High fuel prices have affected the port operation in a number of ways.
High gas prices turned consumers away from gas-guzzling SUVs and increased demand for fuel-efficient vehicles, leaving foreign manufacturers scrambling to produce cars Americans want. Meanwhile, national auto sales are down 10.5 percent for the first seven months of the year, reducing overall volumes shipped from overseas.
Suzuki opened a North American production facility and reduced its imports by 25 percent, and Kia Motors America realigned vehicle distribution to ports serving regions where sales are stronger, noted Andre Elmaleh, director of auto and port operated business.
Ships have slowed to save fuel and have been retrofitted in an attempt to meet environmental goals, said Brendan Dugan, senior director of the port’s container terminal business. Both mean higher prices for companies importing or exporting goods, he said.
“I hate to call it a trend, but some companies are beginning to look at near-shore sources,” Dugan said.
What that means is rather than importing goods from Asia, some manufacturing is returning to North America, he said, meaning a temporary downturn in trans-Pacific freight and less business at the port.
Ikea is about to open a furniture manufacturing plant in Virginia, Dugan said, and some auto parts suppliers are moving from Asia to Mexico.
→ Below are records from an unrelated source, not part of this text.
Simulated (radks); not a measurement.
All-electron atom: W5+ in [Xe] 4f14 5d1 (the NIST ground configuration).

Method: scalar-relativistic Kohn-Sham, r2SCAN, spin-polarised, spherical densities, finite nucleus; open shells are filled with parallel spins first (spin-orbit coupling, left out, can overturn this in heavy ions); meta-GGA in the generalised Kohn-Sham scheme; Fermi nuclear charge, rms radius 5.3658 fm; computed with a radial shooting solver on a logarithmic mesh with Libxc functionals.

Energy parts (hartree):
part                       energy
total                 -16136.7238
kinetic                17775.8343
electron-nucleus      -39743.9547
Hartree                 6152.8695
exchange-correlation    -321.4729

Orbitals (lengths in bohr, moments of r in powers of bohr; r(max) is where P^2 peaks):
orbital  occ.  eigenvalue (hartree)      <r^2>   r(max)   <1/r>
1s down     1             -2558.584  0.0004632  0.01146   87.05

If that weren’t bad enough, competition among ports is becoming stiffer on the West Coast. New ports are being developed in Mexico and Canada, and the $5.2 billion expansion of the Panama Canal is increasing the relative competitiveness of ports in Texas and on the East Coast.
Like Zhu, Dugan expressed overall confidence in Tacoma’s ability to remain competitive and excel by increasing efficiency.
“I view them all as opportunities for us to get better and smarter with what we do,” he said.